The last few nights - years? - I’ve been restless.
One night last week, let’s say Tuesday, I was in bed. It was dark. And quiet. For many hours in a row. I couldn't rest.
I had voices in my head. Rather, I had a single voice in my head. It was saying the same words over and over. For now, the words don't matter.
"Kathy, I'm lost," I said, though I knew she was sleeping.
Simon and Garfunkle's "America" is a brilliant song. I can't listen to it without wanting to feel something. It’s come in handy lately as I’ve been working on getting in touch with my feelings.
In high school, my friends would debate (pre-Google) whether Paul told Kathy he was lost though he knew she was sleeping or for he knew she was sleeping.
Thirtysomething years I still appreciate the debate. I’m now having it with my adulting daughter who keeps trying to convince me it doesn’t matter because everybody knows it’s “though”. But I actually think there's an important distinction worth considering.
If he tells her "because" he knows she won't hear it, it’s coming from a place of fear. If he tells her "though" he knows, it’s coming from a place of hope.

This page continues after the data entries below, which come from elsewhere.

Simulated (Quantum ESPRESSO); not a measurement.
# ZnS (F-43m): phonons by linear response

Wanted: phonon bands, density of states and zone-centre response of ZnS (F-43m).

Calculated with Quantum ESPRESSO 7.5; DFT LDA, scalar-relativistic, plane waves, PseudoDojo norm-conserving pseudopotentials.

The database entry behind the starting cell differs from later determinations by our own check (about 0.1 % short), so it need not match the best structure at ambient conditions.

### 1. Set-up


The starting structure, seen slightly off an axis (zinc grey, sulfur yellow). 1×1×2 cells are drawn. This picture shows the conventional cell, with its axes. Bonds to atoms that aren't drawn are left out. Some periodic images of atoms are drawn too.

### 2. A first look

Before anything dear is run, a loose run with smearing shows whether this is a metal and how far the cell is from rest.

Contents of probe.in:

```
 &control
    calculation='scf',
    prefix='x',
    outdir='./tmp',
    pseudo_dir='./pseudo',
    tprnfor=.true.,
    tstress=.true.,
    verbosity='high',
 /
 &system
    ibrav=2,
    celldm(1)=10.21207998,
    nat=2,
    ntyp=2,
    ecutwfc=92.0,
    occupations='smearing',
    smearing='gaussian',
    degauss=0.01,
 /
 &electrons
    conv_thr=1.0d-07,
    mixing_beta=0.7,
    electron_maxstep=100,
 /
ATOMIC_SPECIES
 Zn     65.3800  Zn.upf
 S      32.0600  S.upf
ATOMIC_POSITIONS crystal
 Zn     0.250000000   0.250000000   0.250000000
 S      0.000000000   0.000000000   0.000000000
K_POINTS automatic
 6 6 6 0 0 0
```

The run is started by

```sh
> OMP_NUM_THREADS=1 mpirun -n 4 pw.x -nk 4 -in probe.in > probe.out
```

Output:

I’ve spent a lot of Tuesdays operating out of fear.
But last Tuesday, I told my “Kathy” I was lost. I told her even though she was sleeping. I was hoping she'd hear me. She didn't. And she did.
She picked her head up, looked around a bit and said, "hi". Then she put her head down again and went back to sleep.
I stayed awake. Still restless. But perhaps a little less lost.